For some reason I was thinking about dancing today. Yeah, weird. I have no idea why. I'm not planning on going dancing any time soon, and really I'm not thinking about my normal type of dancing, anyway...you know--in a bar with some friends, all doing your own version of the white man's overbite, rushing en masse to the floor when a particularly great song comes on. (I used to do that a lot for "That's What I Like About You" as sung by the Romantics. Dating myself here, I know, but I frickin' loved dancing to that song.) Not thinking about ballet, or country two-stepping, or musical theatre dancing. No, for some reason, I'm thinking about good, old-fashioned partner dancing, swing dancing, Fred and Ginger dancing. Wedding reception dancing.
I'm not particularly gifted in that area. Oh, I don't have two left feet, exactly, but sometimes the twirling and spinning confuses me. It's like playing Twister, only upright. Left foot where? Right hand what? But I'm pretty easily led, and with a really strong partner...I can see why Fred and Ginger were always smiling. It's fun.
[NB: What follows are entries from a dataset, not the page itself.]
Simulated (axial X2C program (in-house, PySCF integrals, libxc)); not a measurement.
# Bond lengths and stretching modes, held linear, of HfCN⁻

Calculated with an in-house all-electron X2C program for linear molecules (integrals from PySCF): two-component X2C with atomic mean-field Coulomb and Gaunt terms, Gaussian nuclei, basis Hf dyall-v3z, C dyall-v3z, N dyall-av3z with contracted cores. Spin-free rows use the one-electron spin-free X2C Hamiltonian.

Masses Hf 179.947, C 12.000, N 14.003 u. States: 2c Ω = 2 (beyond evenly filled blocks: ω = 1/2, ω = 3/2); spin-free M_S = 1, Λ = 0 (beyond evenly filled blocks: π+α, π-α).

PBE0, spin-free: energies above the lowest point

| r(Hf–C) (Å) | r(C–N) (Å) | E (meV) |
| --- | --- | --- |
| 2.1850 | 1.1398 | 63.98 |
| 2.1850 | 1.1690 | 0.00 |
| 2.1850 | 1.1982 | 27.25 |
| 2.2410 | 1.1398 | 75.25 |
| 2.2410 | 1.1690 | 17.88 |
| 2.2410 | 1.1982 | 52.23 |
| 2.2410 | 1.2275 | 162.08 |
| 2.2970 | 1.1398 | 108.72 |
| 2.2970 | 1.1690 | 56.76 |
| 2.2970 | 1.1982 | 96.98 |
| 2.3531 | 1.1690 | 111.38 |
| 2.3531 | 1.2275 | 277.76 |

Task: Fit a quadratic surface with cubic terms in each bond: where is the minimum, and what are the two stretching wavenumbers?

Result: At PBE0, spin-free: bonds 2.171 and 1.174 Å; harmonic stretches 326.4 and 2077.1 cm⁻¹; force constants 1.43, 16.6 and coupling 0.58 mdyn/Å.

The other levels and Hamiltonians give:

The most fun I ever had at a reception was following the wedding of a high school/college friend. Big Catholic wedding--open bar, lots of food, and a great dance band with a sizeable dance floor. The magic ingredient, though? Her dad. Her parents both loved to dance, and we were always a little envious of how beautifully they moved together. Well, on such an occasion as the wedding of his first daughter, Mr. G wasn't going to see any young lady even approaching wallflowerdom. One by one, he grabbed us and swung us out onto the floor. Modest protestations of "I'm not really very good" were completely ignored, and for good reason. When you danced with Mr. G, you WERE good. We swung and swayed and dipped and twirled, and it was fabulous! How did he do that? I didn't know what we were doing from one second to the next, but it didn't matter. I haven't seen my friend or her parents in years, but wherever they are, I sure hope they're still dancing.
I've known a couple of other men with similar magic. One was the gay hairstylist/pageant coach of a friend of mine. The three of us went out drinking one night, and before the night was over, Wade and I were stars. He was an incredibly strong dance partner and, like Mr. G, would not hear from me that I really couldn't dance. "Just follow me, honey!" Before I knew it, we were cutting quite a rug. He flung me this way and that way, occasionally discreetly whispering "Twirl to the left....now!" or "Ready for a spin to the right!" It was like a movie--people actually made a circle around us and watched, and clapped. I don't know about you, but generally, if there's a big circle of people around me on a dance floor, staring...it's most likely because I have drunkenly fallen down, not because I'm aMAZing! When we made our way breathlessly back to the table my friend said "I never knew you could dance like that!" Neither did I. Well, except for that night with Mr. G.
So why am I thinking about that now? I don't know. Maybe because my life has been a little stagnant of late. Not enough fun, and definitely not enough dancing. Maybe that's a worthy goal for 2007--more dancing! Even if all I do is draw the blinds, crank the stereo up and dance like a fool by myself. Whee!!